Heidelberg-NLP / MM-SHAP

This is the official implementation of the paper "MM-SHAP: A Performance-agnostic Metric for Measuring Multimodal Contributions in Vision and Language Models & Tasks"
https://aclanthology.org/2023.acl-long.223/
MIT License
20 stars 4 forks source link

Call the model for each "new image" generated with masked features in get_model_prediction(x) #2

Closed hcliucs closed 1 year ago

hcliucs commented 1 year ago

I noticed that in the "get_model_prediction(x)" function, the model is called inside the outer loop (e.g., for i in range(input_ids.shape[0])). But shouldn't it be called within the inner loop (e.g., for k in range(masked_image_token_ids[i].shape[0]))? Also, how do I extend this function to trimodal models? Using triple loop or two parallel inner loops?

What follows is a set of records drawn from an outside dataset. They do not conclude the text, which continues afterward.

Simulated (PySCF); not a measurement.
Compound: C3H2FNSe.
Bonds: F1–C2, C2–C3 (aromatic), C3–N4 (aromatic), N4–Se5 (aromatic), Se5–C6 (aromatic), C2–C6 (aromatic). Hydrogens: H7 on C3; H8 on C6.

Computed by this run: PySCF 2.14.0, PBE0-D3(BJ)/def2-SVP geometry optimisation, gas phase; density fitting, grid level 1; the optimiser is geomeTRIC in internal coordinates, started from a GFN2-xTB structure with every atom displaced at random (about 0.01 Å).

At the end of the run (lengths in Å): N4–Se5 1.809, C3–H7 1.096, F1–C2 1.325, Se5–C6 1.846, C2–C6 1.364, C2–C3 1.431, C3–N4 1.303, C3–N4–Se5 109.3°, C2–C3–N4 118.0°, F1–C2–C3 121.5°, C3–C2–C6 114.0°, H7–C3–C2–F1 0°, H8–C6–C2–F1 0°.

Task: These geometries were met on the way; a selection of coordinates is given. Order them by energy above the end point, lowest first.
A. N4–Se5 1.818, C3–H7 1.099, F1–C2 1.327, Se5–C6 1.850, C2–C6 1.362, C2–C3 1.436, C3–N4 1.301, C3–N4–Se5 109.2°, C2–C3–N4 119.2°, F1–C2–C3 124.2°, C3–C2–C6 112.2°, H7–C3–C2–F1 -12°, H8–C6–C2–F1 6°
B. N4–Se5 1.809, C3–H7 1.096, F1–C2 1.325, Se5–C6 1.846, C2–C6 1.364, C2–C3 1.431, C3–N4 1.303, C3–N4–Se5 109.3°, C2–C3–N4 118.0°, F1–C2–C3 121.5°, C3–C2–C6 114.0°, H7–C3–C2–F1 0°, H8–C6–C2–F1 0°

LetiP commented 1 year ago

Hi, thanks for the question.

The code calling explainer = shap.Explainer(get_model_prediction, custom_masker, silent=True), will result in a cascade of model calls (of the model we are interpreting) with different masking pattern (you can see this when you print x). Due to the different nature of the image and text modalities, different masking is necessary and we implement this as following:

In custom_masker we set the ids of image and text tokens to 0 for masked entries. As far as text masking is concerned, we are done. But for images, the 0 there just means that for the 0 ids, we have to go to the original image and set the actual pixel values to 0, which is what we do in get_model_prediction for each region that was marked with 0 in custom_masker before. After the masking is done there (after running the inner loop in get_model_prediction), we can call the model to run the prediction of the finally masked inputs.

About to your question about trimodal models, I would need to know what kind of third modality you are working on, because the exact masking procedure (what information you delete and how) is modality-specific, as exemplified by our different handling of image and text modalities. For text, we mask in token space, for image, we mask in pixel space. The choice to mask in pixel space is also motivated by the fact that in our paper, we compare different models and some models work with image patchification (CLIP) and some with an image feature extractor (LXMERT with FasterRCNN). Especially with LXMERT, if you mask one token, this corresponds to an image region that overlaps with another region. So when masking in token space, you do not delete the information entirely as the same part of the image can be in another region selected by FasterRCNN. Therefore we mask in pixel space before we compute image tokens, just to make sure the information from a certain region is not in the features to begin with. To have a consistent and comparable way of masking for all different models, we need to do it in pixel space, as it is there, where the data format of the image is the same for all models.

So, for another modality, you need to decide whether you mask in token space or in input space and if the latter, write the corresponding routine for it that implements the modality-specific masking.